Two Nobel laureates to headline The Jakarta Post’s democracy forum

As part of a series of events to celebrate the Post’s 40th anniversary, the Democracy Dialogue seminar will feature several press and democracy leaders in the region.

Yerica Lai

Yerica Lai

The Jakarta Post


Nobel laureate Maria Ressa gestures outside the Court of Tax Appeals, which acquitted her of a tax evasion charge in Quezon City, on January 18, 2023

August 7, 2023

JAKARTA – Two Nobel laureates will headline The Jakarta Post‘s one-day seminar on Monday, which will discuss pressing issues surrounding the state of democracy in Indonesia and Southeast Asia.

As part of a series of events to celebrate the Post’s 40th anniversary, the Democracy Dialogue seminar will feature several press and democracy leaders in the region, including Maria Ressa, cofounder of news website Rappler, critical of former Philippines President Rodrigo Duterte; Timor-Leste President José Ramos-Horta; and Fuadi Pitsuwan, the president of the Surin Pitsuwan Foundation in Thailand.

Carrying the theme of “The Sustainability of Democracy in Southeast Asia”, the dialogue will focus on the worrying trends of democracy in the region, including military coups, economic development and the role of a free press in sustaining a region that is home to hundreds of millions who struggle to make their voices heard every day.

“We know that democracy in Southeast Asia is not in a good shape. With military coups, legal obstruction, dynastic politics and the spread of misinformation and hoaxes in the context of elections,” said M. Taufiqurrahman, the Post‘s chief editor.

“And Indonesia itself will have an election next year. So it should come naturally for us at the Post to discuss the issue, to take stock of the situation and chart a path forward.”

Alongside the global decline in democratization, military coups, rigged ballots and crackdowns on press freedom and civil liberty in several Southeast Asian nations have rung alarm bells over the prospects for democracy in the region, which appear to be on a trajectory toward autocracy.

In Thailand, people’s democratic hopes were dashed when Pita Limjaroenrat, the leader of Move Forward Party, the winner of May’s general election, failed to become the country’s prime minister after being blocked by a legal case that rendered his victory against the incumbent, military-backed Prayut Chan-o-cha, illegitimate.

Cambodia’s longtime strongman Hun Sen, meanwhile, formally announced last week that his son Hun Manet will take over as prime minister in a matter of weeks, just days after he one-sidedly claimed a landslide victory in the general election, an outcome that was virtually assured by suppression and intimidation.

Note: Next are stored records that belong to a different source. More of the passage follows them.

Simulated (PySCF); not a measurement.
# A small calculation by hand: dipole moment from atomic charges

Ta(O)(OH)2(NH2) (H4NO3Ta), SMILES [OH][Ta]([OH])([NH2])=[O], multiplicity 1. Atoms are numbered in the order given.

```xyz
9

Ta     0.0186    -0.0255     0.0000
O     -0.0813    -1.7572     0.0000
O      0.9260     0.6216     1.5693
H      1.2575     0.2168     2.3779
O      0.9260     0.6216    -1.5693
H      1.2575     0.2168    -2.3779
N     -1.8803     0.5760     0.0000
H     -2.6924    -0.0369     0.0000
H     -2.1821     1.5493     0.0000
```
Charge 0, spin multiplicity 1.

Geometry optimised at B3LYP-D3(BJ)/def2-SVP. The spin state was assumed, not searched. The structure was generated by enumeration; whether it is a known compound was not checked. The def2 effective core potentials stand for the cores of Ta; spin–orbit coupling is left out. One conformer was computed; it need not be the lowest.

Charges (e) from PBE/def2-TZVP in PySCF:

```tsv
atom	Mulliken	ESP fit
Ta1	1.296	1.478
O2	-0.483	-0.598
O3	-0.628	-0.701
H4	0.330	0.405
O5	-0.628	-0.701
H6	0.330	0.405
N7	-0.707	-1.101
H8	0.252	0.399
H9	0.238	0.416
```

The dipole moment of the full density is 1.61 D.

In Myanmar, a military regime extended the nationwide state of emergency for a fourth time on Tuesday, a designation it has used as a pretext to suspend democratic processes, saying that it will “restore perpetual peace across the nation”. The state of emergency has effectively postponed an election the junta promised after its coup by at least another six months.

“Fuadi Pitsuwan of the Move Forward Party can definitely brief us on the latest political situation in Bangkok and share with us what went right and wrong after the election,” Taufiq said.

He also said Ressa would be the right person to talk about how the media could play a key role in protecting democratic culture and come up with ways to battle misinformation in politics.

A veteran journalist, Ressa has been prosecuted and jailed after running investigative reports and vocal criticism of Duterte. In 2021, she won the Nobel Peace Prize along with Russian journalist Dmitry Muratov.

A political activist and freedom fighter, President Ramos-Horta led the pro-independence movement in then-East Timor from Indonesia. He is a co-recipient of the 1996 Nobel Peace Prize, along with the Catholic Bishop of Dili Carlos Filipe Ximenes Belo.

Candidate for president Jose Ramos Horta gestures as he casts his ballot during the second round of presidential elections in Dili on April 19, 2022. (AFP/Valentino Dariel Sousa)

Yose Rizal Damuri, the executive director of the Jakarta-based Centre for Strategic and International Studies (CSIS), said the current trend of democratic regression, whether in the region or beyond, needed to be anticipated and responded to properly.

“The forum could serve as a platform to find the best ways to respond to the current developments within the region, seek a suitable model of democracy in the region, which will help the development of the region as a whole, be it for peace efforts, welfare issues, or other various issues,” Yose said.

“Democracy is not something that is static […] We could try to find a balance for the region while expecting a better democratic practices more broadly, including in countries that are considered autocratic states like Myanmar.”

The Post‘s anniversary events will run from Aug. 6 to 19. It will also hold “Portraits of a Nation: Indonesia’s Journey of Change and Resilience”, a photo exhibition that will feature curated photos published in the newspaper over the past 40 years, presenting them in narratives that will help visitors to understand the country’s history.

A book discussion will also be held on Aug. 8, where Jusuf Wanandi, a senior fellow and cofounder of the CSIS and author of the essay compilation Testimony of Changes, will take the audience on a thought-provoking exploration of the nation’s socio-political evolution, shedding light on societal transformations that have shaped modern Indonesia.